Nick-0314 avatar Nov 01 '22 07:11 Nick-0314

Hey @mytting thanks a lot for that, I really appreciate it. There isn't a specific template for the same, but it's fairly simple, which is pulling the github actions runner software and installing it and creating a user and it doesn't take much time really, for example, here are the logs of a one of the random runners on this repo, it took about 15 seconds for the user data script to run.

My suspicious is on AWS, the time they take to hand over a VM is quite slow. Let me know if you have more questions. I am happy to jump on a call with you and AWS to see where the bottlenecks are.

It seems that after the runner is registered to become the idle state, it will switch to the offline state, and then it will become the Active state

Nick-0314 avatar Nov 01 '22 08:11 Nick-0314

I tried it. It took about 25 seconds from creating EC2 to being able to ssh. Is there a network reason for downloading the product?

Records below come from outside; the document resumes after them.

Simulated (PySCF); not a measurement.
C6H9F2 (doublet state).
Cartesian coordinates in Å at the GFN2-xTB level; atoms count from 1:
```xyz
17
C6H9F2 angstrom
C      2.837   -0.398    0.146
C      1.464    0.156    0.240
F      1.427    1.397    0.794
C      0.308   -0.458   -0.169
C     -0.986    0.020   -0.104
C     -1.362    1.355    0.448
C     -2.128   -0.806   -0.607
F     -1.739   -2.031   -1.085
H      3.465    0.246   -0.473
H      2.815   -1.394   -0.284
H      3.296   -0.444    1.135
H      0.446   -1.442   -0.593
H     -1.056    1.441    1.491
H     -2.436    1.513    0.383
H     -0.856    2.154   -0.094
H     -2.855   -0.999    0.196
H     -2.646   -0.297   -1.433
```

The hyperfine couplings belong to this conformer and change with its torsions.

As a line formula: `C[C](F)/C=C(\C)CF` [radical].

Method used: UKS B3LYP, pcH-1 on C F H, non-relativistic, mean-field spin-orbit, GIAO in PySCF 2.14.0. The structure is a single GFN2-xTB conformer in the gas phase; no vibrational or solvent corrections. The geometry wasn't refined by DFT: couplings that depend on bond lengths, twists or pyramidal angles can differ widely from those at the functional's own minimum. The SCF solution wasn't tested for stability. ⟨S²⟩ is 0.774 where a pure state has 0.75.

Nick-0314 avatar Nov 01 '22 08:11 Nick-0314

ok ,I have a general understanding, is there a general script? How to pass it to EC2, I can let AWS people debug it

I can try to create one for you.

It seems that after the runner is registered to become the idle state, it will switch to the offline state, and then it will become the Active state

Ah, interesting.

I tried it. It took about 25 seconds from creating EC2 to being able to ssh. Is there a network reason for downloading the product?

Did you create it via API? Can you share the script? If that's the case then it might be something on our end. I am happy to take a look, later this week.

aktech avatar Nov 01 '22 08:11 aktech

Manually created... ..

Nick-0314 avatar Nov 01 '22 08:11 Nick-0314

I mean I created it manually and didn't pass in user-data?

Nick-0314 avatar Nov 01 '22 08:11 Nick-0314

I mean I created it manually and didn't pass in user-data?

Ah, ok. I'll debug ours and will let you know.

aktech avatar Nov 01 '22 08:11 aktech